In Delaware we can "invest" millions of taxpayer dollars in Fisker, or to bail out casinos, or to fund a new charter school slush fund developed by an illegal task force.
But providing transportation so that homeless children can get to school, and therefore have a shot at a normal, productive life?
Not so damn fast.
You see, homeless kids don't necessarily live on convenient bus routes, so the districts have to pay extra to transport them, and they are whining to the State that it's too much money.
How much is too much? According to the WNJ article today, Cape Henlopen School District provides transportation for 86 homeless students. The cost of transporting each of those students is--apparently--about $27.74 per student per day, for a grand total of $429,500.
(Look, for $27.74 per student per day, I'd like to contract to drive about ten of them to school every day myself.)
But Cape, which is one of the districts claiming it is having financial difficulty with this cost, only actually pays $4.18 per student per day, because the State picks up the rest in transportation funds.

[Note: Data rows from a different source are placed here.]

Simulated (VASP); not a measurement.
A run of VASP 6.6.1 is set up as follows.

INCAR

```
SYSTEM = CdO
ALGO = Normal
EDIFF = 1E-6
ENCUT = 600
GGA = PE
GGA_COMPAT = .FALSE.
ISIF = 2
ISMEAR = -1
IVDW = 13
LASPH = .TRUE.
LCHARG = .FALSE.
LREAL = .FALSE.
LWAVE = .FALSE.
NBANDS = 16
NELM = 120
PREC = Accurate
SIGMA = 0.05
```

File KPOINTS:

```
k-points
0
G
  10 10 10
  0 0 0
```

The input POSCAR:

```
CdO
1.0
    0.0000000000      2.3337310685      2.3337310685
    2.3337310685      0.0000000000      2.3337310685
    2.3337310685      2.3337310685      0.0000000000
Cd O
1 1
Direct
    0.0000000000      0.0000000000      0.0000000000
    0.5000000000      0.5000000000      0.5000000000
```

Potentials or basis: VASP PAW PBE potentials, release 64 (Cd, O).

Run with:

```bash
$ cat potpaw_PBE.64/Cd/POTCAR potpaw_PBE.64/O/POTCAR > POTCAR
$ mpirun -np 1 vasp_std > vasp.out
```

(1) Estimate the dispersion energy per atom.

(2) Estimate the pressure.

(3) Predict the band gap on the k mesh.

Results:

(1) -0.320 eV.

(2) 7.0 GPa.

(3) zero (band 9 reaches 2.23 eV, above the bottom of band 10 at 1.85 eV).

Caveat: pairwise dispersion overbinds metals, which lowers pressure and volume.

So, as Jethro used to tell Uncle Jed, "That's 'nought, 'nought, and carry the 'nought . . ."
$64,500 in actual costs to the district per year, and that cost of transporting homeless children from their cars and shelter is apparently too expensive?
Cape Henlopen Director of Business Operations Oliver Gumbs suggested the statewide contract as a potential measure for Delaware’s school districts.
“This is a very expensive program,” Gumbs said. “The majority is being spent at the state level, but the districts are still spending a lot.”And the only reason that the districts are paying anything is that the Delaware General Assembly decided that they needed the money from that transportation fund to pay out some more corporate welfare:
In 2011, Delaware’s school districts were forced to pay for 10 percent of the costs after the state legislature tightened its belt following the economic downturn.
Yep, we live in a
Or, think of it this way: how much of the State's $119 million Race to the Top grant was actually spent on getting homeless kids to school, as opposed to paying for new assessment systems for the teachers willing to stand in the gap and help these kids succeed?
I'd tell you that the answer was none of it, except that DE DOE has already admitted that it doesn't know precisely what it has spent, so it is possible that some rogue administrator somewhere diverted a few bucks to keep kids living in shelter coming to school.
Of course, when we find that administrator, the Attorney General's Office will be ready to prosecute.
*Sorry, Hube, I keep forgetting this isn't a Red State based on my new definition of a Democrat in Delaware: A Republican who favors marriage equality.